The Australian Prudential Regulation Authority (APRA) is getting trigger-happy about housing investment.
APRA Chairman Wayne Byres said this month that housing lending remained the regulator’s main focus. He added that the nation’s banks should be “under no illusions” that any breach of the 10% annual cap on investment lending it imposed in late 2014 would result in further regulatory intervention that may hit profits.
“If that is encouraging them [the banks] to direct their competitive instincts elsewhere, then that’s probably a good thing for the system as a whole,” he told an economic forum in Sydney this month.
Loans still contained
His warning comes despite the fact that total investor loans for housing rose by 3.2% to $545 billion in the year to December 2016. That’s well below APRA’s 10% ‘speed limit’, but even so, CBA and AMP Bank have heeded the call and increased their investor loan rates.
This shows that some lenders are getting bigger slices of the investment business and approaching their caps. Still, it remains to be seen whether the other banks opportunistically ratchet up their lending rates.
Housing heat a concern
Nevertheless, all three key financial regulators – APRA, the Australian Securities and Investments Commission and the Reserve Bank of Australia – are concerned about the risks posed by an overheated housing sector.

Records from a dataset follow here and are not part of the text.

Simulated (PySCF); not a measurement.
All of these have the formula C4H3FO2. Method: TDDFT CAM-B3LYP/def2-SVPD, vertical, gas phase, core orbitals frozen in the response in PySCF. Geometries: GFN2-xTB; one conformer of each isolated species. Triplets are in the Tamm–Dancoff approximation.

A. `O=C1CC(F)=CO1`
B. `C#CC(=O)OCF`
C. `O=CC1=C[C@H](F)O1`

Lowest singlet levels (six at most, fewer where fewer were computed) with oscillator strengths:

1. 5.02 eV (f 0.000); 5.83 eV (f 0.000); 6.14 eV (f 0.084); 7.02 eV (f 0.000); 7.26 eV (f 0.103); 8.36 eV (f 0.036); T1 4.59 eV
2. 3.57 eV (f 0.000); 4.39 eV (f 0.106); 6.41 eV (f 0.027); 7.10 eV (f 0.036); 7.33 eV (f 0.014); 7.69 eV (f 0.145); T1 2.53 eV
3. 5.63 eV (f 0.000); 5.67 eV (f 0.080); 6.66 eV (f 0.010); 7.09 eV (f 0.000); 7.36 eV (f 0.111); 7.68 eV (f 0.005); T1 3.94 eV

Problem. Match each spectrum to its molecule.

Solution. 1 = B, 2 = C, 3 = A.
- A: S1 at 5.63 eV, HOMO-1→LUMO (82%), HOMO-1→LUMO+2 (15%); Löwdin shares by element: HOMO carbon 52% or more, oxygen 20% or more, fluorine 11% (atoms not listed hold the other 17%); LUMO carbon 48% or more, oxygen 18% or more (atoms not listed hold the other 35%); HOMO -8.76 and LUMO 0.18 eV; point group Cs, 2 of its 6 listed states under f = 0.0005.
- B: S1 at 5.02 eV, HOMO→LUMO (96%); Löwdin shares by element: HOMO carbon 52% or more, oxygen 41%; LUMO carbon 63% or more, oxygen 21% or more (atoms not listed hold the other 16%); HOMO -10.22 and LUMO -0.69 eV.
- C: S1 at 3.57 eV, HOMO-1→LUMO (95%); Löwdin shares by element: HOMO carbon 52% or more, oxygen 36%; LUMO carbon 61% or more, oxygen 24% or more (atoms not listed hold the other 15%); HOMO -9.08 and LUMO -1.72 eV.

Byres’ backhander follows yet another warning from the International Monetary Fund (IMF), which has been vocal for a long time about the dangers of a housing bubble in Australia. The IMF says local regulators should double their efforts to ensure the nation’s banks are resilient enough to “withstand a significant housing market correction”.
The trouble is that not too many market watchers in Australia say that’s actually likely in the near future.
“We continue to pay close attention to the housing market and to household balance sheets,” Reserve Bank of Australia Governor Philip Lowe says. “The picture varies widely across the country. Prices for houses in Sydney and Melbourne are rising strongly, but apartment prices in some cities, including Perth and Brisbane have fallen.
“The population is growing strongly, but there is a large number of additional dwellings to come onto the overall market this year. Growth in rents is weak, but vacancy rates in most markets are not unusually high. And investor demand looks to have strengthened in the closing months of 2016. So, it is a complex picture.”
The total value of outstanding housing loans at the end of 2016 was $1.6 trillion, of which owner-occupiers held $1 trillion.
But even here the picture varies state by state. Housing investors are the most active in NSW, accounting for 57% of the mortgage demand across the state, according to NAB Group Economics data. Tasmania has the lowest investment activity, making up just 28% of this market.
Household debt remains high
“One reason for trying to understand this complex picture is that the level of household debt is relatively high,” Lowe says. “Overall, households are coping reasonably well with this. But there are clearly risks. So, it is a positive development that over the past couple of years, banks have tightened their lending standards in some areas.”
Nevertheless, APRA’s Byres recognises that the banking industry has been “assiduously building its capital strength in anticipation” of future policy changes through increased capital ratios.
“Assuming the industry continues to steadily build its capital, we expect it will be well placed to respond to policy changes in an orderly manner,” he says.
So, if everyone is playing by the rules, what’s the big deal? In regulatory terms, this is called jawboning, nothing more.